Bug in backprop with sparse tensors

Hello there,
I’ve faced a strange behavior of torch’s backprop, working completely different with and without sparse tensors. Consider this code:

import torch
import numpy as np
import scipy

target = scipy.sparse.random(18000, 1000, density=0.01)
values = target.data
indices = np.vstack((target.row, target.col))

target = torch.sparse_coo_tensor(indices, values, dtype=torch.float32)
phi = torch.rand(18000, 100, requires_grad=True)
theta = torch.rand(100, 1000, requires_grad=True)

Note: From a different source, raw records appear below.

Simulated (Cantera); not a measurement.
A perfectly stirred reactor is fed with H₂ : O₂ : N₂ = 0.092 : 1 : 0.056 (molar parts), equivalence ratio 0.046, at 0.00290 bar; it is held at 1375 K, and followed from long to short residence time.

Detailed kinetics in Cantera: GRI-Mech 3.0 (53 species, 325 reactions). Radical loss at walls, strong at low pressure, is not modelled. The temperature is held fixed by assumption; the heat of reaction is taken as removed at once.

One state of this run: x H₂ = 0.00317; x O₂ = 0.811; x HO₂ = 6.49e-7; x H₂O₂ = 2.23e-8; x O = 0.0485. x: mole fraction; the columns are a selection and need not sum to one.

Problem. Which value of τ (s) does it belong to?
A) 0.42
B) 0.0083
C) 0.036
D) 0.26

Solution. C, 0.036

def NLLLoss_sparse(phi, theta, target):
    eps = 1e-9
    output = torch.matmul(phi, theta)
    loss = -torch.sparse.sum(target * torch.log(output + eps))
    return loss

def NLLLoss(phi, theta, target):
    eps = 1e-9
    output = torch.matmul(phi, theta)
    loss = -torch.sum(target.to_dense() * torch.log(output + eps))
    return loss

loss = NLLLoss_sparse(phi, theta, target)
loss.backward()

The difference between the implementation of these two losses is simply in .is_dense() function. However, the loss with this function is backproped properly, while in sparse case it gives me an error:

RuntimeError: Sparse division requires a scalar or zero-dim dense tensor divisor (got shape [18000, 1000] for divisor)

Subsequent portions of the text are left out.